The Justice and Development Party's (AK Party) opponents suffer from a common condition: failing to understand the nature of power, no matter how hard they try. They cannot grasp the practice of seizing and preserving political power with an eye on internal and external factors. For a long time, I attributed that shortcoming to the opposition’s prolonged lack of proximity to power. I imagined that they simply had no experience with the difficulty of striking a healthy balance between the development and implementation of policy and the generation of legitimacy needed to maintain one’s power. I was obviously aware that their commitment to neo-nationalist, Kemalist and leftists ideologies effectively blinded them, perpetuating their weakness.

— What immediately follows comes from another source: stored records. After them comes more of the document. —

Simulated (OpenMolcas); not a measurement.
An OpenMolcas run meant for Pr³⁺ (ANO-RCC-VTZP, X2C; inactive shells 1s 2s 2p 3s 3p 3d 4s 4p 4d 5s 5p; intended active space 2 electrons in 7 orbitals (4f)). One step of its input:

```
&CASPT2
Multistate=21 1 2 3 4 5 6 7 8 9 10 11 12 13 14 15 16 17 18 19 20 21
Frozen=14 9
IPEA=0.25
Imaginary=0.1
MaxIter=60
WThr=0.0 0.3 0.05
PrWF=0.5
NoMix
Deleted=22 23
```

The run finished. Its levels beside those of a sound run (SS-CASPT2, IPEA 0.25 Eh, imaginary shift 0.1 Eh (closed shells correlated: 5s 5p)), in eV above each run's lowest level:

That members of newly formed political parties, including the Democracy and Progress Party (DEVA) and the Future Party (GP), who used to serve in the AK Party’s senior leadership, would reproduce that same ideological blindness is nothing short of surprising. There are two reasons behind the incurable problems, from which President Recep Tayyip Erdoğan’s long-time colleagues suffer. Primarily, they mislead themselves into thinking that they played an active role in what they perceive as moments of success in the AK Party’s ever-turbulent "quest for power" – as opposed to Erdoğan, who, they say, was passive. In other words, those politicians like to claim that they wrote a script that Erdoğan merely acted out. At the same time, they attribute the AK Party’s success to the policies and statements that the movement developed in the name of liberalism and democracy. In other words, they religiously believe that the various initiatives, negotiations and settlements were categorically successful.
The AK Party’s newest opponents recite certain principles and norms from the "liberal bible." For example, they claim that democratization would end PKK terrorism and reverse the Kurdish nationalist movement’s separatist agenda. They also say that steps toward liberalization, including broader freedoms and opening the economy up to foreign investors, and a commitment to negotiated settlements would enable Turkey to write a new success story in peace with the international system. Likewise, they maintain that continuous reforms would eliminate guardianship regimes and generate a societywide consensus. They also argue that the demands for power by various groups of elites and their interests can be reconciled through negotiations.
When those assumptions, which admittedly look good on paper, clash with the realities of wielding political power in Turkey, they take an all-too-familiar detour to complain that Erdoğan (or his inner circle) went astray and distanced themselves from their own principles – that they surrendered to nationalism or Kemalism or the status quo or authoritarianism. In other words, they falsely believe that the government’s response to what happened, rather than what happened, has been the problem all along. In their opinion, the various crises that set Turkey on a turbulent course in 2013 could have been handled better if Erdoğan had been more liberal and conciliatory.
The reciters of the "liberal bible" suffer from a type of optimism that utterly fails to grasp the nature of political power. They cannot seem to understand how Turkey’s accumulation of power within the international system tends to cause turbulence. They conveniently ignore how those players, who have to settle for a smaller piece of the pie, would mobilize their strategic allies within Turkey. They also tend to forget that Turkey repeatedly tried to walk the path of reconciliation and negotiation before embracing tensions. They do not admit that one cannot wield power without engaging in power struggles and paying a price and that one cannot build a new order without wielding power first. Finally, they do not appreciate the inevitability of responding to the destructive agenda of the Gezi Park protestors or terrorist groups like the Gülenist Terror Group (FETÖ) and the PKK with power.
Whereas Turkey implemented democratic reforms as part of the European Union accession process to weaken the Kemalist guardianship regime, no part of that regime, whether in politics and among the people, ever gave up – starting with the main opposition Republican People’s Party (CHP). That party even supported FETÖ, which attempted to create a new guardianship regime, between 2013 and 2016. In the July 15, 2016 coup attempt’s immediate aftermath, CHP leaders even labeled efforts to hold the coup plotters accountable as a "civilian coup."
Nor is it possible to compel the PKK – which derailed negotiations in 2009 and 2013 to plot with the United States to form an independent statelet in Syria – to disarm through democratization alone. That group won’t just stop serving their overlords. Although Turkey implemented the broadest possible reforms within democratic limits to address Kurdish demands, some Kurdish nationalists could not end their dependence on violence.
In a world where norms lose their power and everything revolves around the struggle for power, one cannot defend one’s interests in the Eastern Mediterranean, Libya, Syria and Iraq by urging reconciliation. Turkey’s neighborhood and the rest of the world are going through this turbulence. A quick look back at how the United States and other Western democracies responded to crises, which paled in comparison to Turkey’s own challenges, would reveal just how romantic the "liberal bible" really is.